Here's how the Milk Carton Theory goes.
A husband and wife enter marriage counseling because the husband views his wife as cold and uncaring. His opinion was based on the number of times she makes her morning coffee and leaves the milk on the counter. He believes her actions to be purposeful and hurtful since he does not relish warm milk in his coffee.
The counselor asks the husband to determine how frequently the wife leaves the milk on the counter to become warm. He replies that it happens nearly every day. With that, the counselor asks his opinion about the milk based on predictable events or how he wishes the world to be.
So, how do we wish the world to be concerning our clients, administration, and colleagues?
Have you ever had a student who annoyed you whenever you saw them? We all have. They don't seem to understand what bothers us. They continue to behave in the same manner. Should we expect them to be as we want them to be, or should we expect to change our behaviors to deal with them?
My client kept touching all the materials on the table. My table. My materials. Finally, I removed the materials before he came into the room, discovering that my client was a sweet little boy.
The problem was mine, not my client's.
Have you anticipated that the administration would reject your request? What happens? Typically, most people stop making requests.
How does the Milk Carton Theory apply to this case?
Do you view the administrator as being uncaring because they decline your requests? Do you think that they don't value you and your expertise?
Planning the meeting with the administrator before the session can reduce undesired responses. Taking the administrator's point of view toward requests can help determine if the administrator is receiving tons of requests causing other issues such as the need for substitutes. An email justifying your request and solutions to any problems you encounter can diminish a "No" answer.
Having a conversation with the administrator in which you explain how your request benefits the school, the students, and the finances can help you see eye to eye.
Slps must understand that administrators are required to be fiscally responsible as we are required to be fiscally responsible. Perhaps, taking a course that teaches a new procedure can reduce the time spent with one student, saving the school money.
Look at your situation to see if there is a way to create success for you and the administration.
There is always one colleague who is not on time, never remembers when you take their student, gives disrespectful body language, won't look you in the eye, etc.
How can the milk carton theory apply here?
Teachers get involved in what they are doing and need reminders. Many teachers I worked with set timers for speech and other activities. Your teacher can't be bothered with timers. How can you provide one to make it easier for your student to exit the room? Can you put a colored flag on the student's desk that indicates that today is a speech day? Can you offer to call the classroom when the student is due to leave? Can you provide a timer for the student's desk to remind him to come to speech?
I have found that those same teachers don't want you in their room. So the only choice is to have the student leave. I have found that having meetings with the teacher and asking specific questions can help her see your plight.
1) Have you noticed that Child A has trouble saying your name, for example?- That's why Child A is in speech.
2) Have you noticed that Child A is the last to begin a project? Does he look around to see what the others are doing, and then he begins? That's why he is in speech; he has difficulty understanding directions.

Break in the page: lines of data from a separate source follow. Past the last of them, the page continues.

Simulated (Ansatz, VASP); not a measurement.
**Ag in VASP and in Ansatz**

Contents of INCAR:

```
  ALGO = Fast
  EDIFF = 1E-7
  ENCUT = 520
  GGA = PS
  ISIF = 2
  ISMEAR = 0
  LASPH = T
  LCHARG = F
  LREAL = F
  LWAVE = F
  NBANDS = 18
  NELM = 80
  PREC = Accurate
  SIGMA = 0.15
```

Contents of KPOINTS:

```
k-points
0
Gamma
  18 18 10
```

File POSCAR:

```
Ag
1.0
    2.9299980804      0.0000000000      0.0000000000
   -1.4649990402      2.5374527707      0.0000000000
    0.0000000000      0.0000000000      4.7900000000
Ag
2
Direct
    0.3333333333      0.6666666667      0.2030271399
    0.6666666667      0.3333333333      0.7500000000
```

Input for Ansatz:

3) Have you noticed Child A wanders around the playground at recess rather than playing with the other children? That's why he's in speech.
I once had to share a room with a colleague who didn't think much of me. The relationship strain took a toll on my self-esteem, willingness to partner with the colleague, and ability to see anything except my hurt feelings.
I had been reading about relationships and stumbled across a statement a wife made about her husband. The only good thing she could say about him was that the husband was "always there." He was sitting in his recliner but was "always there."
After contemplating the wife's thoughts, I tried to find one good thing about my colleague: I didn't care much for him. I found my colleague in the back of the room at the end of a conference, and I came to him and said, "I wanted to say something to you." He pulled back a bit in preparation for a biting comment from me.
Instead, I told him he always had the children's best interests at heart. His reaction told me that he hadn't expected a compliment. From then on, we weren't best friends but could deal with each other.
Giving a compliment, even when I didn't want to do so, was what I needed to succeed with a challenging personality.
We can operate without drama, fear, and anger when we see the world how it is instead of how we expect it to be. We can do the work we have chosen and help others communicate.